Starting new again

Guys, I am starting again today.
I don’t know why I forget everytime to focus on my recovery.
Whenever I get some recovery and body is fine.
I start again

I hope there is a way to overcome this weakness

8 Likes

Addiction is not a weakness, it’s always there, ready to take control even if you think it’s gone. One day at a time, stay focus, keep coming here and never think that the battle is won. I wish you strength!

7 Likes

This was my biggest downfall also. Usually after 3 days of being clean id forget how bad it really was and the using thoughts would start up again.

One thing i learned is to play the tape to the end. Meaning to remember how drinking and using makes us feel in the end. The guilt and shame, the finanical debt, the body aches and pains, the emotional turmoil we feel. Remember what drugs and alcohol actually do… which is serve no good purpose for us at all. Everytime i think of using, i play this tape to the end ans then go and do something to distract myself. The cravings do pass. They dont last forever.

8 Likes

Today is a good day to start :people_hugging:
It’s great your back on your sober journey.

:sunflower:

3 Likes

It’s not weakness you must overcome. You are trying to free yourself from addiction and this shit is hard! Gather your tools, see what additional supports you might need. connect with others in real life and/or here because there is strength in numbers. You are not alone!:pray::heart:

5 Likes

Maybe try a meeting they will help ,helped me stay sober wish you well

2 Likes

I totally relate!! I actually found it easiest in those first days when I felt like utter shit with withdrawals. But once those started to subside suddenly I forgot just how bad it was and I drank again. Over and over and over.
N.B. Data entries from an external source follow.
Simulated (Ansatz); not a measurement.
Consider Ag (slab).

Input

So this last time I wrote it all down!!

I wrote letters to myself. In those letters I wrote about how badly I felt, physically and emotionally. I also wrote about my hopes for sobriety. Why I wanted to be sober. What I hoped to DO in my sobriety that I wouldn’t be able to do if I continued to drink. And I read those letters any time I started to think “one drink won’t be too bad”.

Reminding myself of it all really helped.

YOU CAN DO IT!!

5 Likes

I’m a big forgetter. In a few months, visions of happy times with alcohol resurface, omitting all the vomit and wasted time and self-loathing. So I have to keep close to keep it real. Welcome home!

3 Likes

Welcome back. Everyday is day 1 is what I try and go by and has helped me.

2 Likes

The merry go round is what I used to call it.
Have a few drinks. Get smashed. Bad hangover. Regret drinking and decide you won’t drink.
Feel fine by following afternoon. Have a few drinks. Get smashed etc.

Then decide you’ll actually quit. Go a few days. Decide your actually strong enough to moderate or that it wasn’t so bad. Have a few drinks. Get smashed. Regret drinking. Do it all over again and again.

I did that for a long time. You’re not alone. Heaps of great info here. Good luck!